After years of bad headlines the newspaper industry finally has some good news
IN A recent issue of the beloved comic book, Superman’s alter ego, Clark Kent, quits his job as a journalist at the Daily Planet because the paper has gutted its news coverage. Is the outlook for newspapers really so dire that even superheroes have given up on them? Ever since 2006, when The Economist asked on its cover who had “killed the newspaper”, the industry’s pains have only intensified. Advertising has plunged. Readers have kept moving online. Revenues of newspapers continued to fall, dropping to $34 billion last year in America—only about half of what they were in 2000.
Yet things have started to look a bit less grim, particularly in America. Revenues from advertising are still falling, but those from circulation have at last started to stabilise. At some papers, such as the New York Times, circulation revenues this year are forecast to offset the decline in advertising for the first time in at least five years.

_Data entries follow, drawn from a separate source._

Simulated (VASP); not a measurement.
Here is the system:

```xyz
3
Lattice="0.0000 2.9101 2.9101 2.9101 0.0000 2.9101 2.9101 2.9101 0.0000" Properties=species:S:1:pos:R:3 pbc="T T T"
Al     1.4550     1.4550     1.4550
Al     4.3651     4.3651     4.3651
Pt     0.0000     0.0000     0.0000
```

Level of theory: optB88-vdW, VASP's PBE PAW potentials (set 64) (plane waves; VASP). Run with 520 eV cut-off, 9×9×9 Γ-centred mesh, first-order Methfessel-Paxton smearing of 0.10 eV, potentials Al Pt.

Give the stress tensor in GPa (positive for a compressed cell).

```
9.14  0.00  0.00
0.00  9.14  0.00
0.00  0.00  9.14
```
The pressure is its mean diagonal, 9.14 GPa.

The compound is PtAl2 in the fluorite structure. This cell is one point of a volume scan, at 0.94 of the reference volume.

Some newspaper stocks already reflect this good news. Over the past six months the New York Times Company’s share price has risen by 37%. Those of Gannett and McClatchy, two other big publishers, have climbed by 34% and 24% respectively (although part of Gannett’s gain is attributable to its television unit, which was boosted by America’s election campaign). Hearst, a private company, has seen profits at its newspaper group rise by 25% this year and is having its best year since 2007, says Lincoln Millstein, an executive at the firm.
In May Berkshire Hathaway, Warren Buffett’s firm, bought a legion of local papers from Media General. Some may see the celebrated investor’s blessing as a sign of better days ahead. In any event, it is a bet that papers with strong brands and no competitors in smaller towns will be able to charge for content and be profitable.